DUBLIN – Easter Monday 1916 was a sunny day. Patrick Pearse, a young poet and teacher, stood in front of the General Post Office on O’Connell Street in Dublin and, to the astonishment of passers-by, began to read: “Irishmen and Irishwomen: In the name of God and of the dead generations from which she receives her tradition of nationhood, Ireland, through us, summons her children to her flag and strikes for her freedom.”
Around the city, copies of the Proclamation of the Irish Republic were posted on buildings, declaring Ireland a sovereign state, guaranteeing fundamental rights and declaring a provisional government, pending elections by all the people, men and women.
This year marks the 100th anniversary of the Easter Rising, as it was known. The six-day insurrection by Irish rebels against British rule has divided Ireland for a century; some see the rebels as martyrs, others as leaders of a treacherous revolt.

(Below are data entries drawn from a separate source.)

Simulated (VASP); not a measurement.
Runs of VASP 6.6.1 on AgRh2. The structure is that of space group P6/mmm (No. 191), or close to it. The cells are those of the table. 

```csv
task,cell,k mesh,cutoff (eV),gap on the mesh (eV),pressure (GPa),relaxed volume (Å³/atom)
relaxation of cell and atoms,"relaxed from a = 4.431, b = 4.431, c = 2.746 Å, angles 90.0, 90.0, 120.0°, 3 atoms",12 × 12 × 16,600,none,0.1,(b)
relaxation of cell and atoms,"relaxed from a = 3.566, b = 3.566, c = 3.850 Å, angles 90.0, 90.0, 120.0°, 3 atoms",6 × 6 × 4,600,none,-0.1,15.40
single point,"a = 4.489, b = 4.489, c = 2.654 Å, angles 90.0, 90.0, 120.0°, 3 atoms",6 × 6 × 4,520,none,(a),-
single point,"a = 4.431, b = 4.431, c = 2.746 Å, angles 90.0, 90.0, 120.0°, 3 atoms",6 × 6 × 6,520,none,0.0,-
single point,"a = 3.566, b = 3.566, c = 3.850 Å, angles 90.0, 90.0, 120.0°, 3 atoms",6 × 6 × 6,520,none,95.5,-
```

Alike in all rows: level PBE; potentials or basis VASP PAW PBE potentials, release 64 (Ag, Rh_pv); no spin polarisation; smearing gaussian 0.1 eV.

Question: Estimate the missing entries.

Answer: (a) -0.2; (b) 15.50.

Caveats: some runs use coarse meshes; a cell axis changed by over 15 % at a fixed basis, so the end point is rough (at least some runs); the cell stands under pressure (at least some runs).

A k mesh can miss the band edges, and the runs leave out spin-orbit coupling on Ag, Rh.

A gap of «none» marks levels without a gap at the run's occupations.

“What happened developed out of a huge ferment that included the Gaelic language revival, the explosion of what’s sometimes called Anglo-Irish literature, along with both a strong nationalist party under (John) Redmond and, of course, a secret wing, the Irish Republican Brotherhood that wanted independence by violence,” said Irish Father Brendan Purcell, adjunct professor of philosophy at the University of Notre Dame Australia.
“Many of the 1916 leaders were personally devout Catholics — maybe (nationalist leader) Joseph Plunkett was a mystic too, so they linked their insurrection to Easter as if it were a religious event, too.”